Why is everybody talking about sync engines?
And how game developers solved the web's biggest problem in the 90s
Oct 16, 2024
It's a sunny day in the countryside. The developers have gathered around the table and awkwardly engaging in small talk, which they hate. Meeting for the first time in real life, they subtly glance at each other's legs and bums, surprised by the unexpected difference in height. Especially Ethan, who has to bend to get out of the bus.
Although all were pro-remote, they chose to spend a week together to tackle a shared problem: their product sucks. It's a task manager app called “ChoreCommander” that was disruptive 10 years ago when web apps were not a thing, but nowadays, they find themselves being replaced by more modern and faster products. The circle of life.
David, the CTO, is willing to give up on his ideals. He has been a hardcore Ruby on Rails developer for more than a decade and he even has a tattoo of Matz on his left calf. “But perhaps”, he thinks for the first time, “it's time to embrace change.”
“Rendering the whole world on each request, despite caching and JavaScript shenanigans, is holding us back,” he told the team in a sober tone.
“…and we neglected offline and real-time collaboration. Nowadays, customers expect products to work like Gmail or WhatsApp, good on spotty connections, and without having to refresh to get updates.”
Maria has been waiting for this moment for a long time. She has been a React advocate since 2004 despite the library not being that old, but she claims the ideas were all there on her head. She will not let this opportunity pass, and will finally get that juicy “Principal” title that she deserves.
“I really think we should adopt React + Redux. You know, I’m a bit of a functional programmer myself, so I think immutability would really help towards our goals.”
Dan is skeptical. “State shouldn't be global! Globals are evil!” he yells. “Didn’t we learn anything from Object Oriented Programming? State must be local to the components or it will be hard to reason about.”
Tania sits in the corner, nodding her head as she begins to speak. “Doesn't this mean that we will have N+1 fetching problems on the frontend? Why not adopt react-query?” She takes a drag from her vape, holds it for five long seconds—an eternity—then exhales slowly before adding, “Everyone’s doing it.”
Ryan is the oldest. Caressing his beard, is not sure what to think of any of this. He is worried that components, being structured as a tree, will lead to loading cascades. He has recently seen a talk by some “React guy” that claims that “data fetching needs to happen at the route level,” which makes sense to him. After all, that's how it has always been done in the backend. But he is shy and does not dare to contribute.
Maria feels like everyone else’s opinions carry more weight, and her initial contribution was rather bland. Server Components come to mind, especially since Vercel—who scooped up all the React brains—seems to be heavily promoting them. “Have you guys heard about Server Components, our lord and sav…” Bam! Tadum! Crash. David just flipped the table, his face flushed with rage.
He is desperate. As a CTO, he can't let this slide. He was ChoreCommander’s first engineer 10 years ago, and has vested all his shares. On paper, he is a millionaire, but if the MRR keeps going down, he will be left with nothing. He is the Silicon Valley equivalent of the Schrödinger's cat, both rich and poor at the same time.

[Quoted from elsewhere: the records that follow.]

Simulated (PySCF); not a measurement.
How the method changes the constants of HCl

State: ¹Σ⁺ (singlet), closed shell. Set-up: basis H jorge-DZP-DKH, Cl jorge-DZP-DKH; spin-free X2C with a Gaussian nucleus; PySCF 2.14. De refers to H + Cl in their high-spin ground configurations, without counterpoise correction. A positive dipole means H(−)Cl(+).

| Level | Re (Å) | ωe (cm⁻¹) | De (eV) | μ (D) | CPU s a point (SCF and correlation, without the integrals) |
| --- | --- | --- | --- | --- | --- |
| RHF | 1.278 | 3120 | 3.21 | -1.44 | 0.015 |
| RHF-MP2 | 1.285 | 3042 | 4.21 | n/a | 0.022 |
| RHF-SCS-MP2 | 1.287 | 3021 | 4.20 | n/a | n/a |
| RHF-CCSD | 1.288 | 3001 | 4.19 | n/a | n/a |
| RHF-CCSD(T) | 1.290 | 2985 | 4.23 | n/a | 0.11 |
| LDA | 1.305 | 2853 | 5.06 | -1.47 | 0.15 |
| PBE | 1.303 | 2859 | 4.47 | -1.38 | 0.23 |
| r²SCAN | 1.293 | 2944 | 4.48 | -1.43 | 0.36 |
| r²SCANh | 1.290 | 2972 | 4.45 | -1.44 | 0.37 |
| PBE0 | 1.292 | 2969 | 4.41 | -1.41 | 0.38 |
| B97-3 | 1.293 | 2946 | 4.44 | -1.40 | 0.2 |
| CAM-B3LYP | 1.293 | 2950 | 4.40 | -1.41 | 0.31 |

“Stop yapping! You’re all just bickering over what everyone else in the industry is doing, and your are not even talking about our users' actual concerns. What about offline functionality? What about real-time collaboration? Why is it so hard to make a f***ing to-do app? Every developer on the planet has made one!.” He is throwing things, he is losing it. Only Ethan can save them.
Ethan stands up and bangs his head against the ceiling lamp. Oh Ethan, why are you so tall? He is not even 20 years old, but he talks with the confidence of a developer who started his career punching cards in the 60s.
“You have no clue. All you web developers are a bunch of spoiled, entitled twats who’ve never solved a real engineering problem in your entire lives. I can't understand why you make everything so complicated, you are just converting database rows into html.”
He’s got everyone’s attention now. They’ve all been thoroughly humiliated, but deep down, each of them secretly wishes they could just be like Ethan.
“I come from a background in game programming, and we tackled this problem back in the ’90s.” He wasn’t even born then, but he always uses the Royal We. “What we need is a syncing engine, like in Duke Nukem 3D.”
What follows is the talk that Ethan should have given to the team. Instead, he pedaled away on a stolen bicycle, developed a game that flopped commercially, and now roams the streets of San Francisco, high on fentanyl. Meanwhile, David and the rest of the team sold the company for peanuts but landed comfortable positions at the acquiring firm, earning twice as much while working half as hard. So, in the end, it probably didn’t matter. But if you’re interested in sync engines, read on.
To learn how sync engines work, we are going to represent a scenario where two clients (Alice and Bob) do the following:
Alice and Bob read a counter from the server concurrently.
Alice increments the counter, and then Bob also does it.
Alice refreshes the page.
Let’s start by understanding how traditional web apps ⎯ nowadays called Multi Page Applications ⎯ work.
We use diagrams to represent the evolution of state and UI over time, where dotted lines are ephemeral state, and normal lines persistent state.
To read data, we request a “snapshot” of the server state over the network. We keep this state temporarily, meaning a refresh will fetch a newer snapshot. Writes are handled pessimistically, sent over the network, and only displayed to the user once the client receives server confirmation. This approach has worked for many years exceptionally well, offering simplicity and scalability thanks to its stateless design. However, it does come with several issues that might be unacceptable for your product:
Reads always occur over the network, meaning offline reading isn't possible, and you'll face the latencies.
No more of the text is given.